Monday

Porsche Cajun With The Official Green-Light Given


Porsche has set the goal of 200,000 vehicles by 2018 and the Cajun is expected to be the anchor in doing so. With the official green-light given to the the entry-level crossover in November, the Cajun is designed to
attract new and younger customers. The Cajun will be an "efficient and sporty model" with "typical Porsche features such as light weight, ease of handling and agility."

The Cajun will be very similar to the Audi Q5 in mostly every way because after all, they are just about brothers. The Porsche will be dimensionally similar to the Q5, albeit slightly lower, shorter, and wider. What really differentiates the vehicle’s stance is the wider nineteen- and twenty-inch wheels, as they add the bit of bling that the Audi lacked.
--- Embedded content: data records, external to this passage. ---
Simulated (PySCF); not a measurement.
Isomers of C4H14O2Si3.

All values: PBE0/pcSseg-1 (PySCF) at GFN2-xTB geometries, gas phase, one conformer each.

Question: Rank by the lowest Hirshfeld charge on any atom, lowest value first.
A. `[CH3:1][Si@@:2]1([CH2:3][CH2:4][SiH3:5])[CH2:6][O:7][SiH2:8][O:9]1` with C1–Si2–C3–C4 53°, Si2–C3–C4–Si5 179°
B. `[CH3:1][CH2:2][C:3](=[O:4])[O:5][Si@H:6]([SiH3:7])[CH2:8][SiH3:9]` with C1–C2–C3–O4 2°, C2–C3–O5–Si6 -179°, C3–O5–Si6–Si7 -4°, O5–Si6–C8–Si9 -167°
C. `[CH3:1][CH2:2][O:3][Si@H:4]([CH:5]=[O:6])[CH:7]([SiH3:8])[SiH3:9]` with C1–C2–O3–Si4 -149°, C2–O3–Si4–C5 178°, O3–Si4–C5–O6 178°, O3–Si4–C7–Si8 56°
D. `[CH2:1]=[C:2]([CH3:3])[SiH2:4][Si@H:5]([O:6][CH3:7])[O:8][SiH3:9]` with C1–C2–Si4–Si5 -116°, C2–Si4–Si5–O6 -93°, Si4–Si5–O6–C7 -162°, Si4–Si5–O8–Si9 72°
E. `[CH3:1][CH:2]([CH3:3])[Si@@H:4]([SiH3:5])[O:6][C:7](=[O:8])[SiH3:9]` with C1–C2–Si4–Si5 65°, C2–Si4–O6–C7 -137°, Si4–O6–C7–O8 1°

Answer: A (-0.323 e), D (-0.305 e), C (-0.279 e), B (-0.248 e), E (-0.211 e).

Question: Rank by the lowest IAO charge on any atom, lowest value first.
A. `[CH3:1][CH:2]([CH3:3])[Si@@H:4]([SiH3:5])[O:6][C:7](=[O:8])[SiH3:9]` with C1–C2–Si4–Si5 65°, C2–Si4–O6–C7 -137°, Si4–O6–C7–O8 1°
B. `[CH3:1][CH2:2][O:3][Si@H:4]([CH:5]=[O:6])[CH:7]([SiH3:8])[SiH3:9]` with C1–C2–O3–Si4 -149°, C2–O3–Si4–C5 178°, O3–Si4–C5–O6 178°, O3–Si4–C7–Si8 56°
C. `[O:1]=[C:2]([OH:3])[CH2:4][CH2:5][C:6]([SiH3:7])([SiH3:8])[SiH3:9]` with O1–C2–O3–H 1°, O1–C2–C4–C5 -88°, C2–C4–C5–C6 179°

All exterior and interior panels will be new, but the windshield angle, the firewall, and the roof pillars have to remain as they are on the Audi. To give drivers that classic Porsche sporting feel, the Cajun receives its own sporty seats, a different steering column, and the dashboard from the upcoming Boxster.

The massive center stack rises at an angle like Porsche’s sedan, the Panamera. Although the base model is a four-seater, a five-seat option will be offered at a later date. Although the Panamera was sinfully ugly, the interior was something to behold, albeit a little confusing to use with all those buttons. We imagine that the Cajun’s interior will do without some of those sporty buttons that the Panamera had.

Overall, unlike the first generation Cayenne, the Cajun looks pretty good. Imagine a shrunken Cayenne or a raised up 911 and you’ll get the idea. We don’t expect much from Porsche’s design team, but it’s not bad at all.


In an interview at the Paris auto show with industry publication Automotive News, Walter de’ Silva, VW Group’s design chief, said, "I really hope to be able to add something positive to Porsche’s new models, which will remain coherent with the great tradition of Porsche...The Cajun will be the first new Porsche created under my influence."

Along with the body structure of the Audi, the Cajun will be using the Audi’s chassis, steering, axles, and Quattro drivetrain. Some of the benefits from having so many fantastic companies under one room. Power will come from a 3.0-liter V-6, jacked up to put out 290 hp and 295 lb-ft of torque. Amazingly, there is a chance that Americans will be able to get the diesel motor too.

In addition to those two, there is a Cajun Turbo S on Porsche’s minds. It features the company’s twin-turbo 3.0-liter V-6 rated at 350 hp. Being a Porsche it will come with a few tweaks, including the Sport Chrono pack with launch control, excellent brakes with optional carbon-ceramic discs, wheels and tires, and a complete exhaust system including a switchable free-flow sport muffler.